Irresistible Apple Butter Pie – A Perfect Fall Dessert
This Apple Butter Pie is a delightful fusion of creamy custard and rich apple butter, baked to perfection in a flaky pie crust. It’s a unique twist on traditional apple pie, offering a smooth and spiced flavor that captures the essence of autumn. Whether you’re serving it at a family gathering or enjoying a cozy night in, this pie is sure to impress.
My family absolutely loves this Apple Butter Pie. The first time I made it, the warm, cinnamon-infused aroma filled our kitchen, instantly drawing everyone in. My husband couldn’t wait for it to cool before sneaking a slice, and now it’s become a must-have for our holiday dinners. Each bite brings back fond memories of laughter and togetherness, making this pie a cherished family tradition.
Why This Apple Butter Pie?
- Rich and Creamy: Combines the smooth texture of custard with the rich flavor of apple butter.

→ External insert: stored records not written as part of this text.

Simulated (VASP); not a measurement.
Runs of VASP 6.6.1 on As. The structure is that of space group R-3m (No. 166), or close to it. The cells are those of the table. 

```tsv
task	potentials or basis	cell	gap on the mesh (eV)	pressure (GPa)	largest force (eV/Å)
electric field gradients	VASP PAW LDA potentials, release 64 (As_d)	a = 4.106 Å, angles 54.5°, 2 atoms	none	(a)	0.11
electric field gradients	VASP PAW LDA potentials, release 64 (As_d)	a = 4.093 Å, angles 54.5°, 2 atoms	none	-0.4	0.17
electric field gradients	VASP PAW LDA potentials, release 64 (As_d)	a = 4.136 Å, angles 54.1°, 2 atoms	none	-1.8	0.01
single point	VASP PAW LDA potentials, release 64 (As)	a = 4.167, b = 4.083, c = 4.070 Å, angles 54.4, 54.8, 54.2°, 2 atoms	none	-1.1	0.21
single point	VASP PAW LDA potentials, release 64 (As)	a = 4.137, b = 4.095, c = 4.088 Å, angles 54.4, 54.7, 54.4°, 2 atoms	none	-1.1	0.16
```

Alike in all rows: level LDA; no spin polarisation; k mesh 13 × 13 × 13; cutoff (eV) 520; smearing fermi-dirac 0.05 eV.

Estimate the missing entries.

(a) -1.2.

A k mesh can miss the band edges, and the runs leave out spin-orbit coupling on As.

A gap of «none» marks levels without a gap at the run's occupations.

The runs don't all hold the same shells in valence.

- Simple Ingredients: Uses everyday ingredients like eggs, sugar, and cinnamon for a homemade touch.
- Perfectly Spiced: A hint of cinnamon adds warmth and depth to the pie.
- Easy to Make: Straightforward steps make this pie perfect for bakers of all levels.
- Great for Gatherings: Ideal for holidays, potlucks, and family dinners.
Ingredients:
- ½ cup (120 g) apple butter
- 2 large eggs
- ½ cup (100 g) white sugar
- 2 tablespoons (16 g) cornstarch
- 1 teaspoon (2 g) cinnamon
- 2 cups (480 ml) whole milk*
- Pastry for 1 9-inch pie crust
Directions:
- Preheat your oven to 375°F (190°C).
- In a medium-sized bowl, beat the eggs until smooth. Add the sugar, cornstarch, cinnamon, and apple butter, mixing well until combined.
- Gradually add the milk, whisking until the mixture is smooth and well blended.
- Roll out the pastry and press it into a 9-inch pie plate that has been lightly sprayed with cooking spray.
- Pour the filling into the unbaked pie crust. Use a spoon to gently stir the filling once it’s in the crust to ensure even distribution of ingredients.
- Bake the pie for 60-65 minutes, or until the center is set but still slightly jiggly. A knife inserted in the center should come out nearly clean.
- Let the pie cool in the pie plate on a wire rack. Allow it to set completely before slicing.
- Once cooled, store the pie in the refrigerator.
Notes:
- Substitutions: You can use a store-bought pie crust if you’re short on time.
- Dairy-Free Option: Substitute whole milk with almond milk or any other dairy-free milk.
- Serving Tip: This pie pairs wonderfully with a dollop of whipped cream or a scoop of vanilla ice cream.
- Storage: Keep the pie refrigerated and consume within 3-4 days for best freshness.